“The greatest trick the Devil ever pulled was convincing the world he didn’t exist,” says Kevin Spacey’s Keyser Söze in 1996’s The Usual Suspects. It was, writes Tracy Robey at racked.com, a vision of evil – hidden in plain sight and wearing utterly forgettable clothes – “that captured pop culture’s imagination”.
Trumping other 1990s takes on Satan, such as Liz Hurley’s vampish temptress in Bedazzled and the slickly attired corporate Al Pacino in The Devil’s Advocate, this insight about the banality of evil was a far cry from increasingly laughable takes on the Devil that had so often held centre stage in the West.
As Ropey writes in ‘How Tights Took the Devil From Terrifying Demon to Mustachioed Prankster’, tellings and retellings of the Faust story had seen popular depictions of the Devil shift from being “the ugly and terrifying Enemy of Man and God in the Renaissance to a Renaissance tights-wearing chopped ham spokesperson in the 20th Century”.
The Devil of the medieval and Renaissance imagination, Ropey writes, was a monstrous figure, though in early versions of the Faust story he, or at least his earthy representative Mephistopheles, was typically described, at least by Protestant authors during the era of the Wars of Religion, as taking the form of a monk.

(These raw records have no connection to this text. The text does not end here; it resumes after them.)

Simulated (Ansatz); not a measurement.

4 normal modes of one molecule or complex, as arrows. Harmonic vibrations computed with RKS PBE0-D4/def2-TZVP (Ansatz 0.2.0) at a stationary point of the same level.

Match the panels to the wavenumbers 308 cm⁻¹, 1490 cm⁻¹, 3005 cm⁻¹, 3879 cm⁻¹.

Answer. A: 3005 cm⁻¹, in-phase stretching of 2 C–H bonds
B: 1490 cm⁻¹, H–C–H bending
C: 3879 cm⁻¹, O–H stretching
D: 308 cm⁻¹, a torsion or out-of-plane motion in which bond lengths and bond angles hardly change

As the story of Faust mutated from a Renaissance fable, via Goethe’s play, to Charles Gounod’s 1859 romantic opera, the appearance of Mephistopheles transformed while remaining true to the story’s Renaissance setting.
“Once brought to the stage, the charming yet infernal nature of Mephistopheles could not be left to the imagination of the audience, and so the signature look of the 19th-Century Devil was born,” Ropey explains.
“Whether in publicity photos of opera singers or in the advertisements for deviled ham, coffee, and Tabasco sauce, the Devil was a goateed and moustachioed man dressed in an all-red Renaissance costume,” she writes, noting how this absurd way of imagining the Devil fed into popular scepticism.
“In the wake of the Renaissance, scientific revolution, and enlightenment, people started to think that the idea of the Devil was at best superstitious and at worst ridiculous. To modern people, the idea of a man that personified evil roaming around the Earth in Renaissance tights was increasingly out of step with how they understood evil,” she writes, noting how risqué devil costumes were sported by the likes of Anita Ekberg from the 1950s on. “Reduced to humour on one side and titillation on the other, old Mephistopheles became ridiculous and deeply unscary.”
Not that our sense that real evil comes from ourselves is any excuse for us to play down the reality of the Devil, as Pope Francis constantly reminds us.
Fittingly enough for a Jesuit disciple of the great Romano Guardini, the Pope constantly warns his flock of the threat posed by the Devil, as even a cursory google search shows: ‘You can’t dialogue with Devil’, ‘Pope Francis says the Devil is behind anti-Christian persecution’, ‘013 warnings from Pope Francis on man’s oldest foe, the Devil’, ‘Pray to archangels for protection from Devil’, ‘Being Catholic means daily battle against the Devil’ and so on.
Even three years ago, in a washingtonpost.com piece, Anthony Faiola could write: “Largely under the radar…Francis has not only dwelled far more on Satan in sermons and speeches than his recent predecessors have, but also sought to rekindle the Devil’s image as a supernatural entity with the forces of evil at his beck and call.
It will be interesting to see what Bellarmine University’s Greg Hillis – @gregkhillis on Twitter – makes of this in his ‘Satan’ entry in next spring’s A Pope Francis Lexicon.
In the meantime it’s worth giving time to this oft-overlooked aspect of what Pope Francis tries to teach us, perhaps in combination with Daniel Burke’s edition.cnn.com piece ‘The Pope’s dark night of the soul’, a fascinating essay that even two years after publication continues to shed impressive light on this remarkable, and sometimes puzzling, papacy.